Why does $\frac{\textbf{g}^T\textbf{d}}{\textbf{d}^T\textbf{H}\textbf{d}}$ give the maximum of function $\mathcal{D}(\textbf{x}+\lambda\textbf{d})$

59 Views Asked by At

Let say I have to find the value $\lambda^*$, that maximizes the following quantity:

$$\lambda^*=\underset{\lambda\in \Lambda}{\text{arg max}}\;\;\mathcal{D}(\textbf{x}+\lambda\textbf{d}),$$

where $\textbf{x},\textbf{d}\in \mathbb{R}^n,\;\lambda\geq0$ and $\mathcal{D}$ is a quadratic function. I read from a paper by Bottou and Lin (page 12) that:

Since $\mathcal{D}$ is a quadratic function, $\mathcal{D}(\textbf{x}+\lambda\textbf{d})$ is shaped like a parabola. The location of its maximum $\lambda^*$ is easily computed using Newton's formula:

$$\lambda^*=\frac{\frac{\partial\mathcal{D}(\textbf{x}+\lambda\textbf{d})}{\partial \lambda}\biggr\rvert_{\lambda=0}}{\frac{\partial^2\mathcal{D}(\textbf{x}+\lambda\textbf{d})}{\partial \lambda^2}\biggr\rvert_{\lambda=0}}=\frac{\textbf{g}^T\textbf{d}}{\textbf{d}^T\textbf{H}\textbf{d}},$$

where $\textbf{g}=\nabla\mathcal{D}(\textbf{x})$ is the gradient vector and $\textbf{H}$ is the hessian of $\mathcal{D}$.

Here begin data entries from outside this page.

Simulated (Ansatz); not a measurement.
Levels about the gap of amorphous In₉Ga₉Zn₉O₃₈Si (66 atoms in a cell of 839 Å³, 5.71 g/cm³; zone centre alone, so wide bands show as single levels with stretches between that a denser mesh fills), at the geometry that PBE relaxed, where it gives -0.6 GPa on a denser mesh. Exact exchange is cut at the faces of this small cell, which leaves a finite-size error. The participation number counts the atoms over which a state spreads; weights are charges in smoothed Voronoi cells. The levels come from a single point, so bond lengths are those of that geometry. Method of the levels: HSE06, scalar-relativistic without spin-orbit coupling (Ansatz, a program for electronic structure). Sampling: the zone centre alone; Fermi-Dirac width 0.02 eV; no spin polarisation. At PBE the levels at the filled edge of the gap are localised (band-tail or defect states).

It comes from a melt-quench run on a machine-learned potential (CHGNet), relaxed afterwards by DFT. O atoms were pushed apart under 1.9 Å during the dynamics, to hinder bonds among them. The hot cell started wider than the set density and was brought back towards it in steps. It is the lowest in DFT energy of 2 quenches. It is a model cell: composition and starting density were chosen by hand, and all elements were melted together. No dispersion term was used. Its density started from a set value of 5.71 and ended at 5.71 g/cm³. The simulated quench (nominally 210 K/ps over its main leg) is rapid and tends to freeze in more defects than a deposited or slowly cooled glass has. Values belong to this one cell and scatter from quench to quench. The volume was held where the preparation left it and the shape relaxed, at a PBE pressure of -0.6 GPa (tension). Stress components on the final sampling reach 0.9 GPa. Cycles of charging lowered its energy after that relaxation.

I tried searching for a derivation for this but so far I didn't find any. So my question is: Why does

$$\underset{\lambda\in \Lambda}{\text{arg max}}\;\;\mathcal{D}(\textbf{x}+\lambda\textbf{d})=\frac{\textbf{g}^T\textbf{d}}{\textbf{d}^T\textbf{H}\textbf{d}}\;\;\;?$$

A derivation would be nice :) Thank you for any help!

1

There are 1 best solutions below

4
On BEST ANSWER

From the second order Taylor epansion we get $$ \mathcal D(x+\lambda d) = \mathcal D(x) + \lambda g^T d + (1/2)\lambda^2 d^T H d + O(\lambda^3) $$ Taking the partial derivative regarding $\lambda$ we get $$ F(\lambda) = \frac{\partial \mathcal D(x+\lambda d)}{ \partial \lambda} = g^Td + \lambda d^THd + O(\lambda^2) \quad (*) $$ It seems they continue with a Newton Raphson iteration step to find a root, using initial value $\lambda_0=0$: $$ \lambda_{n+1} = \lambda_{n} - \frac{F(\lambda_n)}{F'(\lambda_n)} \Rightarrow \\ \lambda_1 = -\frac{F(0)}{F'(0)} = -\frac{g^Td}{d^THd} $$ which is the claim except for the sign. If we neglect the $O(\lambda^2)$ terms in $(*)$, we get the same.